At the moment

In general this Blog, through July 2005, will concentrate on my work in the Pepperdine OMET program. Some days my entries will be focused and well written but I'm quite sure that there will be days when the entries will be pure stream of consciousness. It will be fascinating to watch the progression over the next year.

Tuesday, November 30, 2004

TPOL book and questions from Doc S.

  1. What role did you play in this group and what would you point to as your particular contribution? What key elements do you feel others contributed?

I played a combination of roles – part cheerleader, part translator, part facilitator. I instigated the weekly TI meetings early (as soon as we had all picked the book), so that we could have a formal weekly time an place to discuss and reflect on what we read in a real-time group setting. I often found myself encouraging others in their contributions and also synthesizing the various contributions and then bringing them together into a common set of ideas. Finally, I helped bring our discussions, ideas, reading, and reflections together in to the final artifact, our website. Each member of our team made several significant contributions. Xing and Chris brought to the table the perspective of working in the “school” environment. This was extremely helpful for me, as occasionally my thinking and reflecting became a bit stuck in the corporate “training” world and I lost sight of other contexts where Communities of Learning can thrive and evolve. Bernard, Jim, and Kari, like me, work in a more corporate environment. Actually – Bernard is a bit of a mix, his work is within the environment of schools, but with the educators more than the students. He and Chris really helped me understand the difference between training (task-based learning) and education (knowledge-based learning). It was good to have dialogue with others who are facing some of the same challenges that I am. Bernard especially helped me to see a broader set of possibilities for Communities of Learning in the corporate world. I’m still frustrated by the lack of support I currently feel (in my own workplace) for instructional design that promotes CoLs and CoPs, but the work that Jim, Bernard, and Kari are doing has helped me see the possibilities. Just being part of this Cadre has also given me a visceral understanding of those possibilities.

  1. If you were to do a project like this again, what would you do differently?

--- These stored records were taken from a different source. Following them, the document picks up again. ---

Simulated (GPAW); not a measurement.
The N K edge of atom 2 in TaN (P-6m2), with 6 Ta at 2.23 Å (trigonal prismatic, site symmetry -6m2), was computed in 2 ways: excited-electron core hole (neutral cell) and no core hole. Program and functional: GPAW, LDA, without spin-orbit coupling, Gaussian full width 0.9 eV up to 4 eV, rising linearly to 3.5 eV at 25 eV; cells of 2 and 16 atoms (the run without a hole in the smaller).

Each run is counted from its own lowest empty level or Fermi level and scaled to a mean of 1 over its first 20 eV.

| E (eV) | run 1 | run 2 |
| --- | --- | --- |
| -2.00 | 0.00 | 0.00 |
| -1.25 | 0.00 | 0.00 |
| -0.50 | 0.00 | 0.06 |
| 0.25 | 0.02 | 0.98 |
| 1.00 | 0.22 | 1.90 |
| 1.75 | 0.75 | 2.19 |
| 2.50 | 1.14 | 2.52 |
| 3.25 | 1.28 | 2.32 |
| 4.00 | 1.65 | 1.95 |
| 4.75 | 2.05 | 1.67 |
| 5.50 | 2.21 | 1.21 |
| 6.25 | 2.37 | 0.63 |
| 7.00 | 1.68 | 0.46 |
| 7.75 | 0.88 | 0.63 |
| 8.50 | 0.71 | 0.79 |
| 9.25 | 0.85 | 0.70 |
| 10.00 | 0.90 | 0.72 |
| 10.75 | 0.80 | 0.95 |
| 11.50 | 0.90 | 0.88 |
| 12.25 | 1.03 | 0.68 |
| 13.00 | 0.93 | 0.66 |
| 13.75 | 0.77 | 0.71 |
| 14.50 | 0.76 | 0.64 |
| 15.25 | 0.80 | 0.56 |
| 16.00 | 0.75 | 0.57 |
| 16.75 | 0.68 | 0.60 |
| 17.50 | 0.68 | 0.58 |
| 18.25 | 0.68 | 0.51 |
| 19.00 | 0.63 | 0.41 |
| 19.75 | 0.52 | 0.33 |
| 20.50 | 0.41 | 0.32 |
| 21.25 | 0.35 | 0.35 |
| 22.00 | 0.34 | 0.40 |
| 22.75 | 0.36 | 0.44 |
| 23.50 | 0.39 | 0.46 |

The Type A part of my psyche would like to come up with the artifact plan and presentation a bit sooner in the process and thus have more time to critique it within the group and possibly as for critiques from other groups. I would also have liked to have more interaction and dialogue with the other reading groups. I did “lurk” in their Bb discussions but was unsure of the etiquette for responding “out of turn.” I was so pleased and impressed when we were all asked by the Power of Mindful learning group to participate in their research. I wish we had thought of a way to include participation for other groups into our project as well.

  1. What 2-3 key concepts did you learn from working on this project? (This can be a mix of elements from concepts you learned from the book to concepts you learned from working together as part of an online team.)

There were several of varying degrees. I began to form a clearer understanding of the difference between a Community of Learning and a Community of Practice. Members of a CoL generally fill some fairly well defined roles (teacher, student) and while students may sometimes perform instructor/teacher like actions, they are still primarily students or learners. Teachers do learn from their students, but they are the facilitator in the community, the first architect of it (although the learners take on this role as well), and ultimately the one who validates much of what is learned. In communities of practice, the roles of novice, practitioner, and expert are (I think) more mutable. A person in a CoP moves from the outside through the center and back out again… maybe several times. There is no constant center. Finally, in a CoL learning is the goal, while in a CoP the exchange of ideas and experiences associated with each individuals practice is the focus. Learning certainly takes place in a functioning CoP, but it is not the number one goal.

Another key concept I took away from this project, perhaps the most significant one for my own professional practice, was the distinction between “education” and “training.” Now, this seems obvious to me, but when I first started reading TPOL, I don’t think I’d really made that distinction in my own thinking. Task-based learning experiences can be very different from knowledge-based ones. Learning something simply so that you can perform a task can have a different focus from learning it to enhance your general knowledge. This was difficult for me, as I tend to just want to know things and worry about the application later. This distinction has caused me to question the purpose of some of the instructional design work I current do professionally. I wonder if we need to stop calling it training? If, perhaps, by calling it “training” we are limiting not only our selves (as the designers and developers) but also our audience (the ‘learners’). However – I also wonder if there are perhaps circumstances where “training” is the appropriate choice. I’m still asking the questions, I haven’t found the answers yet.